Martin's corner on the web

Raw infrared <> serial

When interfacing my gadgets to the physical world, I often need to deal with IR of all sorts: air conditioners, TV, audio equipment, media center and so forth. These are all of different brand, so naturally the IR protocol that the remote controls have is different. Some of the more popular ones can be decoded by Ken Shirriff’s IR library, but many aren’t. I have spent previously weeks on decoding the IR remote protocol of my Daikin Air Conditioner,  that was a tough one. Typically air conditioners are the hardest to deal with because they encode the whole state of the unit, not just a button press.

I know many use Lirc, but I prefer a pure hardware solution that is under my control.

Anyway, for other appliances it would not make sense to decode the protocol, but rather use the raw IR codes. Capturing these is easy using Ken’s library, I created a sketch that would read the raw IR timings and dump then on the serial. The same sketch would also read from the serial for raw IR timings, parse them and emit them. The format of incoming serial data is simple:

SEND [IR frequency in kHz] [repeat count] [pulse timing pairs...] [.]

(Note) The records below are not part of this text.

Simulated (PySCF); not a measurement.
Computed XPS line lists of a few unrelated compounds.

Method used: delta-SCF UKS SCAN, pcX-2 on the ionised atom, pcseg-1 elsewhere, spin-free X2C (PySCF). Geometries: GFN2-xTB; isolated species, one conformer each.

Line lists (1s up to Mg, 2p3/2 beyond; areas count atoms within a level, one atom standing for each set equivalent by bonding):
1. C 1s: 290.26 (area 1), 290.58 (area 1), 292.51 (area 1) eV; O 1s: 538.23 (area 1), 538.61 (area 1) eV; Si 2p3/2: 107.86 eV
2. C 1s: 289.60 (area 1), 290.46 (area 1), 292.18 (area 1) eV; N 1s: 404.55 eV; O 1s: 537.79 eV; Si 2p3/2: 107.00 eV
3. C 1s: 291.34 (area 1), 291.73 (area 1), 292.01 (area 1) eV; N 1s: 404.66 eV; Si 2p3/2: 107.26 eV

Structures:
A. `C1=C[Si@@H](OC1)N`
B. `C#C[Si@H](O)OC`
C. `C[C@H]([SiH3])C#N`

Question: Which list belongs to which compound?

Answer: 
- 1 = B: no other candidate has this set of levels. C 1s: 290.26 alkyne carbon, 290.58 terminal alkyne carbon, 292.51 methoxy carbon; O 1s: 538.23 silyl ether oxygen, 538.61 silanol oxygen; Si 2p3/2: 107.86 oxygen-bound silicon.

The ending period is important, no trailing spaces are allowed.  The SEND function expects the modulation frequency, repeat count and the pulse timing pairs obtained from the IR capturing. The whole command ends with a “.” period.

I tested this setup and while it worked on my satellite receiver box, it would not work on my JVC TV. Odd. I hooked the IR receiver to the oscilloscope and got a visual clue:

NewFile1

My code was capturng the first of four transmissions only, the one with lead-in bursts as described in the JVC IR protocol. Further investigation showed that Ken’s library stops recording the raw IR after certain gap size is reached, so it stopped after the first of four bursts pictured above. I edited the IR library file IRRemoteInt.h to increase that gap parameter:

#define _GAP 35000 // Minimum map between transmissions [WAS 5000]
#define GAP_TICKS (_GAP/USECPERTICK)

Now repeated the test and it captured the whole four bursts. A detail on JVC and Sony protocols is that they require that a code is repeated three times, or it will get ignored. Precaution of some sort obviously.

With this small modification I repeated the test, Funky v2 hooked to Raspberry Pi’s USB port dumps the raw IR data to a CDC virtual serial port:

IMG_2849

Few lines in python capture the output of the Funky v2 and display it on the console:get_ir_python

receive_ir

I then just copy the raw IR timings, put a header “SEND 38 1 ” to tell the Funky we need sending @38kHz and one repeat, then added a trailing “.” to signify the end of data. It takes couple lines in python to send that IR code:

send_ir_python

Finally, I attached a 940nm IR LED  with soldered current limiting resistor to one of the legs on pin 13 of the Funky:IMG_2848

Then I ran the sending script and it works nicely.